Prosperity In Ireland

WSJ.com – Ireland Shows ‘New Europe’ The Way
Another issue of interest lately, on this blog anyway, is the EU and how it will perform economically. When the draft of the EU constitution was released several months ago I nearly wretched as I read through. It seems focused more on positive rights — in other words, maintaining their welfare states — than the protection of liberty and establishing uniform rules of commerce. Maybe it was buried in there somewhere.

They could learn a lot from Ireland, whose economy has been cooking with gas for several years now. Low taxes, low fiscal burden and flexible labor markets. The very antithesis of France and Germany.

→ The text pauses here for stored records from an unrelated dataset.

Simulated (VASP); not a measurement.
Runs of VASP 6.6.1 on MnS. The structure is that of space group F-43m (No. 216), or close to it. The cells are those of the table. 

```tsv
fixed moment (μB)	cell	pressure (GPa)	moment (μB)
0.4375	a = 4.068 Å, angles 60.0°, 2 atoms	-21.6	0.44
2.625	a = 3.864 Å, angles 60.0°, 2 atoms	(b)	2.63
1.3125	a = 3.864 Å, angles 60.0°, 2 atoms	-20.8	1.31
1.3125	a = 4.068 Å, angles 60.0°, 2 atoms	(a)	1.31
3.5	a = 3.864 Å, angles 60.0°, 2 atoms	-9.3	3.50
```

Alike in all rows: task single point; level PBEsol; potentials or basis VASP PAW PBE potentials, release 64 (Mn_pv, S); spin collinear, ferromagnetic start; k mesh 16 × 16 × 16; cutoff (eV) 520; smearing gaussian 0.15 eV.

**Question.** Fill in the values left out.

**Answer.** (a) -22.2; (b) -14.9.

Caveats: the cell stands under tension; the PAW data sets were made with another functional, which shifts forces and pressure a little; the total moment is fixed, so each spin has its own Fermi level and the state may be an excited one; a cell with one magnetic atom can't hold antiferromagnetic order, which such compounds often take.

Microeconomic reforms instituted at the beginning of the boom period also played a role. Telecommunications deregulation allowed new industries, ranging from software development to customer support and data-related services, to emerge. Liberalization of air access routes more than doubled tourism-related employment. The small struggling airline that the liberalization favored is today’s Ryanair! Such microeconomic and public-administration reforms in the 1990s, though less far-reaching, also helped Greece to qualify for the euro.

The key to the successful use of EU regional aid in Ireland lies in the fact that the aid expenditures were integrated into the country’s overall development strategy. Portugal has converged on the strength of low-tech domestic industry, though it remains dangerously exposed due to its continuing educational deficit. Economic development in Finland, another peripheral EU economy, has been based on domestic high-tech industry.

Ireland’s development strategy until now has been geared towards attracting increasingly high-tech FDI. The Single Market proved a boon to the economy as it reduced the leverage that larger EU countries had over the location decisions of foreign firms. Besides using the structural funds, as elsewhere, to develop the economy’s physical infrastructure, they were also used to ensure a ready supply of the kinds of skilled labor that high-tech multinationals crave. Low corporation tax rates alone are not sufficient to successfully attract foreign investors.

Aside from its low corporation-tax strategy, Ireland’s success has been based on the kinds of economic policies that are universally agreed to be important — high levels of education, adequate physical infrastructure, labor-market flexibility, macroeconomic stability and microeconomic reform. It’s not a complicated formula. But it does take a serious political commitment to implement it.

Interestingly, Estonia will likely regress economically by joining the EU as it has been free of trade restraints for the past several years. Nevertheless, Ireland provides a way to succeed in the EU — unless it is usurped by the constitution — that new member states would do well to follow.